Hi Andrei,
On Thu, 2010-04-22 at 11:20 +0300, Andrei Elkin wrote:
> Luis, hello.
>
>
> The patch is great!
> Although my heart was crying to see how ruthlessly you had exterminated my awesome
> simulations :-).
:)
> But the gain simplicity heals it.
>
> I have few little findings.
>
> > Solution: We fix this by not saving and restoring the
> > last_master_timestamp when the SQL thread goes to sleep. Instead,
> > we set the rli->last_master_timestamp to zero, when the SQL
> > thread starts waiting, and keep it to zero,
>
> > when the SQL thread awakes.
>
> Would it be better to say
>
> until the SQL thread has been awakened (by a new event) ?
>
> or as you're saying later
Ok.
>
> > A complementary change in this patch, is the one that
> > sets rli->last_master_timestamp before and not after event
> > execution. Both of these changes make the spike go away, and keep
> > showing zero,
>
> > until the event starts being processed,
>
> in here ^.
>
> > as opposed
> > to showing zero until the event finishes its execution.
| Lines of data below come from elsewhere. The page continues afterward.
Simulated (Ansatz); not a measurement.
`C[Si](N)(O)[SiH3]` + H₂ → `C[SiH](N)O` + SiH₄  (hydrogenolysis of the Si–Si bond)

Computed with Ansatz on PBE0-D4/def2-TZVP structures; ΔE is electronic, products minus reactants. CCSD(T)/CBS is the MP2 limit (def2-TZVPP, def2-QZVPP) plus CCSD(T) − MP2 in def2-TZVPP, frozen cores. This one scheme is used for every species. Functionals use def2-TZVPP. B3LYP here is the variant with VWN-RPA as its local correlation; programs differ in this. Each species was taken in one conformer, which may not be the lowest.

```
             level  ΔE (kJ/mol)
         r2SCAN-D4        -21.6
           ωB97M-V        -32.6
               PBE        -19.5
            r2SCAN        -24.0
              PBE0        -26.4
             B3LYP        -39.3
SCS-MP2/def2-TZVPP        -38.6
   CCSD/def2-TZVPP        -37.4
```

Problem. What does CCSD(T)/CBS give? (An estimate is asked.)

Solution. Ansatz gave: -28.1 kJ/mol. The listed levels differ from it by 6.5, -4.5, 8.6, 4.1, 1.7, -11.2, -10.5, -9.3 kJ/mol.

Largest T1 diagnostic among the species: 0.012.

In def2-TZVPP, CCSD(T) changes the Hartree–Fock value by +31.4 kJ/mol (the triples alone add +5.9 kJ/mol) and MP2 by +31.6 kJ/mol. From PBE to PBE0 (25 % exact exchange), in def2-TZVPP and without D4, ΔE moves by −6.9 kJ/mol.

> > @ mysql-test/suite/manual/t/rpl_replication_delay.test
> > Removed this unmaintained test case.
> > @ mysql-test/suite/rpl/t/seconds_behind_master.test
> > Added some new tests. Collected remains from the removed
> > rpl_replication_delay, refactored and added in this file as well.
> > @ sql/log_event.cc
> > Reworked the fault injection to meet the new test case needs.
> > Refactored the stmt_done interface (does not need 'when' anymore.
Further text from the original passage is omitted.